4. Cryptographic Primitives & Proof Integration
4.1 Identity Verification (Live)
P2P Protocol uses ZK proofs for privacy-preserving identity verification. A new member can perform trustless KYC by sharing a ZK proof of their identity—keeping their personal data private while building on-chain reputation and unlocking higher transaction limits without revealing raw PII on-chain.
The protocol currently supports identity verification through multiple ZK-based methods:
- Government ID verification via on-chain ZK proof verifiers for supported identity documents.
- Social account verification via Reclaim Protocol [1], which uses zkTLS proofs to verify ownership and standing of social accounts (e.g., professional networks, developer platforms, social media) without exposing account credentials or personal data.

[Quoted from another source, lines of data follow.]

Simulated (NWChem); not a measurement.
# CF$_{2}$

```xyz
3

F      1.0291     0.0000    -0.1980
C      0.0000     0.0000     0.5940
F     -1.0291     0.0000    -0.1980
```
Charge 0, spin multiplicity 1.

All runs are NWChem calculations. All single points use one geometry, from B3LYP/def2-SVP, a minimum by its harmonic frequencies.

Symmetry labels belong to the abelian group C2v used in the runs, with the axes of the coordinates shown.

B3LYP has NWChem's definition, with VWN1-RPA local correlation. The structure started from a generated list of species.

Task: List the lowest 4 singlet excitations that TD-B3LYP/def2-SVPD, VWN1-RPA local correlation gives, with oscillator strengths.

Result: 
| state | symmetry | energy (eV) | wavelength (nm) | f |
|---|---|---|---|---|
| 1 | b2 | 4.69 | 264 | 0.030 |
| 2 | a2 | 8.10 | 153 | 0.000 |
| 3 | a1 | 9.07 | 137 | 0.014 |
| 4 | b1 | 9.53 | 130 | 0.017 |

- Passport verification via ZK proof systems that can verify age, nationality, and sanctions status without disclosing document contents.
Each successful verification strengthens the user's on-chain reputation and expands their transaction capacity within the protocol.
4.2 Evidence Module for Bank Transaction Verification (Roadmap)
A planned evidence module will extend the protocol's ZK capabilities to bank transaction verification for on-chain dispute resolution. This module will leverage TLS-backed proofs so that a user or merchant can produce a cryptographic witness that a specific statement about a bank transfer or payment receipt is true—without exposing credentials or transaction details.
The planned module will specify where proofs are verified:
- On-chain verifier for compact claims and attestation hashes.
- Off-chain verifier/relayer (open-source reference) for complex or rail-specific statements, posting a succinct attestation back on-chain.
Raw proofs will remain with users; the chain stores only minimal commitments and verdicts.
4.3 Privacy Properties
The current ZK-KYC implementation provides:
- Non-interactive disclosure: share only the proof, not the underlying data.
- Selective reveal: only fields required by the verification circuit are exposed to the circuit.
- Bounded linkage: protocol IDs and commitments minimize cross-session linkability where feasible.
The planned evidence module will extend these privacy properties to bank transaction verification.